The Beauty of Buildings: Architecture Tours in Sarasota
New trolley tours show off Sarasota’s noteworthy architecture at the Center for Architecture Sarasota
New trolley tours show off Sarasota’s noteworthy architecture at the Center for Architecture Sarasota
If you become enamored of Sarasota during your first visit here, you’re not alone. “People tend to come to Sarasota and just fall in love with the whole picture, like a first date that went really well,” says Harold Bubil, who was the real estate editor of the Sarasota Herald-Tribune for two decades. “But to get beyond that first date, you really need to get to know a person a little better. And I think understanding our architecture helps people know Sarasota better.”
Bubil helps foster an appreciation for Sarasota’s built environment during the new Thursday trolley tours he leads for Center for Architecture Sarasota. Upcoming outings take place March 8 and 22, April 5 and 26, and May 10 from 10 a.m. to noon, costing $45 per person ($35 for CFAS members).
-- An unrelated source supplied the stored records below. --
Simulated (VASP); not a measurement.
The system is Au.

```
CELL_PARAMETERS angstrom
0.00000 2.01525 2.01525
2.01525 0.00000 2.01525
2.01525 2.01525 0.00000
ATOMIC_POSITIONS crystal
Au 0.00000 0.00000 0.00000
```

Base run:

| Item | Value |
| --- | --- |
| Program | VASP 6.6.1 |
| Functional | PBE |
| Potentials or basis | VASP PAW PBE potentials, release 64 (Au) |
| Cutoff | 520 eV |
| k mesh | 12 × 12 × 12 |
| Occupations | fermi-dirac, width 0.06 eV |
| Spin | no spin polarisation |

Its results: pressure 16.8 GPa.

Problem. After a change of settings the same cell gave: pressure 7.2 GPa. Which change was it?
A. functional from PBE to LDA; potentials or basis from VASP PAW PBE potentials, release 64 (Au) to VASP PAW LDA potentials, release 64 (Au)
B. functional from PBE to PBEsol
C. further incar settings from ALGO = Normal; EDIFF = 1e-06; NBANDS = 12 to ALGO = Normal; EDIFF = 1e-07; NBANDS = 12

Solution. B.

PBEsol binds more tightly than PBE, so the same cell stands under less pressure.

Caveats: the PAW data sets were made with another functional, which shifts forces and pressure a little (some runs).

The tour takes participants to some of Sarasota’s newest, most innovative structures, like the Richard and Barbara Basch Visual Arts Center at Ringling College of Art and Design. The boxy neo-modern structure covered in zinc panels was designed by hometown firm Sweet Sparkman Architects. A pattern of decorative red X-like cutouts adds interest to the exterior, while a cantilevered overhang creates a shady gathering spot for students.
“It’s a real gem,” says Bubil. “I’d put it right up near the top of the buildings that we have in Sarasota today. When I see buildings like the Basch Visual Arts Center, I get excited about the future of Sarasota architecture.”
Another new entry on the local architecture scene is the Center for Asian Art at the Ringling museum complex, designed by Boston firm Machado Silvetti. It’s a basic rectangular cube shape that’s elevated and covered in green glazed terra cotta tiles. Each one weighs more than 60 pounds and was custom made in different shapes that interlock together like a jigsaw puzzle. “A lot of architects today are using coating rather than geometry to create visual delight,” says Bubil.
But the tour doesn’t just focus on the present. It also travels through the historic Indian Beach neighborhood, home to 1920s-era Spanish Mediterranean Revival homes like Splendida that have been preserved and updated for 21st-century residents.
It visits well-known local sites like the Van Wezel Performing Arts Hall, an iconic purple building located on Sarasota Bay. It was designed in 1968-69 by William Wesley Peters, who was Frank Lloyd Wright’s son-in-law. The hall’s ribbed roof line creates a seashell effect, and its signature color was inspired by a shell found on a Japanese beach by Wright’s third wife, Olgivanna.
Bubil also, of course, spends time talking about the Sarasota School of Architecture. That mid-20th-century movement produced local buildings like the pagoda-style structure Victor Lundy originally designed for Sarasota’s Chamber of Commerce. (It’s now the headquarters for the Bay, a group that’s creating a master plan for the Sarasota Bayfront area.) Its curved roof clad in blue ceramic tiles from Japan is held up by glulam beams, a structural element made of thin layers of wood that have been adhered together to form laminated timbers.
Lundy used that same striking curved-roof technique for the original sanctuary building at St. Paul Lutheran Church, which the tour also visits. “At a time when the international style was very boxy and rectangular, Lundy was doing architecture that was very artistic and curvaceous,” says Bubil.
The tour starts and ends at the Center for Architecture Sarasota, a nonprofit dedicated to increasing awareness of and appreciation for innovative architecture, design, and urban planning. The organization inhabits a circa-1960 commercial building designed by William Rupp and Joseph Farrell to serve as the showroom for the Barkus Furniture Company. CFAS restored it to its former glory, allowing visitors to appreciate its open floor plan, terrazzo floors, and other hallmarks of Sarasota School of Architecture design during lectures, exhibits, and other events.
The center started these tours to help people who may not be architecture buffs learn about some of the city’s notable structures. “It’s the general public who really does have to understand that good design benefits everybody,” says Tammy Hauser, executive director of the Center for Architecture Sarasota.
In addition to Bubil’s tour, CFAS also offers another new trolley outing that takes in the city’s historic neighborhoods like Burns Court and Gillespie Park. Offered on alternating Thursdays from Bubil’s, it’s led by Lorrie Muldowney, who served 22 years as a historic preservation specialist for Sarasota County. The two tours run through the beginning of May, then pick back up again in October. And Hauser has lots of ideas and hopes for expanding CFAS tour offerings.
After all, there are plenty of interesting buildings to talk about in the Sarasota area that people interact with on a daily basis. “Architecture is the one art form that you consume not by choice,” says Bubil. “If you want to see paintings, you have to make a conscious decision to go to a museum. Architecture is just there. It’s the background to your life.”